Project Overview:

An experimental project exploring the integration of real-time hand gesture recognition, using Python and Google’s MediaPipe framework, with interactive animations within Unreal Engine, facilitated by OSC communication.

Context & Goal:

The primary motivation behind this project was to dive into the possibilities of real-time computer vision, specifically hand tracking and gesture recognition, as an input method for interactive experiences. The goal was to create a robust pipeline from a standard webcam feed to responsive animations within Unreal Engine, creating a simple yet engaging demonstration of this interaction loop. The playful concept of a virtual “protest” reacting to user gestures was chosen to provide clear visual feedback and a defined interaction goal.
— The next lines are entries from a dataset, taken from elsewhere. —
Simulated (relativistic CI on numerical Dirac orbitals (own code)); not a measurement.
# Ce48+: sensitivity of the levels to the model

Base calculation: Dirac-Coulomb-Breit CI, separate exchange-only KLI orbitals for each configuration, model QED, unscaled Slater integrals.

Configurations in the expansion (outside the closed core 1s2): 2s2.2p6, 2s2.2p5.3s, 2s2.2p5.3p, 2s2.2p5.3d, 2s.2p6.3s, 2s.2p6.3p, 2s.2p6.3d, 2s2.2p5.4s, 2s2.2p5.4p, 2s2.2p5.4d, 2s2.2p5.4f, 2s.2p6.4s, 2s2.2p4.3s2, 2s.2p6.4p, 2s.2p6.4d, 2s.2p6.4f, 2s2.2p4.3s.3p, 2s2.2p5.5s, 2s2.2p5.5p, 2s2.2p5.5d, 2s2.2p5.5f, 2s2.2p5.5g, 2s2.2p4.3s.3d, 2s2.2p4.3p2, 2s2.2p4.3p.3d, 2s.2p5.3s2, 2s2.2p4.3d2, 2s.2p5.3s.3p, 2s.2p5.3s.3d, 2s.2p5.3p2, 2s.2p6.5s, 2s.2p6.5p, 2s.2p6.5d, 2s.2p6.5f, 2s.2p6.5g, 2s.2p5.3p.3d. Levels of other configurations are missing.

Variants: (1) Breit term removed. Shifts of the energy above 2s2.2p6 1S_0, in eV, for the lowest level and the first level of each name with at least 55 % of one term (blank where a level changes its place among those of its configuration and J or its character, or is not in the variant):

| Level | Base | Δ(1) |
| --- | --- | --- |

1. Real-time Hand Gesture Recognition (Python & MediaPipe):

The core of the interaction relies on accurately detecting and interpreting hand gestures in real-time. Google’s MediaPipe framework was chosen for its efficiency and comprehensive solutions for on-device vision tasks.

  • MediaPipe Gesture Recognizer: Instead of solely relying on raw landmark data, this project leveraged MediaPipe’s integrated GestureRecognizer task. This task combines the powerful HandLandmarker (which identifies 21 key hand landmarks) with a pre-trained classification model. This model is capable of recognizing a set of common static hand gestures directly from the image or video stream.
  • Python Script & Webcam Input: A Python script utilized the OpenCV library (cv2) to capture the video feed from a standard webcam. Each frame was then processed by the MediaPipe GestureRecognizer.
  • Gesture Classification & Output: The GestureRecognizer directly outputs the classification results, typically including a category name (e.g., Peace, ThumbsUp, OpenPalm etc) and a confidence score for the most likely gesture detected in the frame. The Python script simply extracted the name of the highest-scoring recognized gesture above a certain confidence threshold to ensure reliability. This significantly simplified the process compared to manually implementing classification logic based on landmark coordinates. If no gesture was recognized with sufficient confidence, a default state was reported.

2. Bridging Python and Unreal Engine (OSC Communication):

A seamless, low-latency communication channel was needed to send the recognized gestures from the Python script to Unreal Engine.

  • OSC Protocol: Open Sound Control (OSC) was chosen for its lightweight nature, speed, and my experience with OSC from past projects. It’s well-suited for sending discrete event messages like recognized gestures.
  • Python OSC Client: The python-osc library was used within the Python script. Upon recognizing a gesture, the script formatted an OSC message with a specific address pattern (/gesture/gesture) and an argument carrying the gesture name as a string (e.g. peace. thumpbsup etc). This message was sent via UDP to the local IP address and a designated port where Unreal Engine was listening.
  • Unreal Engine OSC Server: Inside Unreal Engine, the default OSC Plugin was configured to listen for incoming messages on the specified UDP port.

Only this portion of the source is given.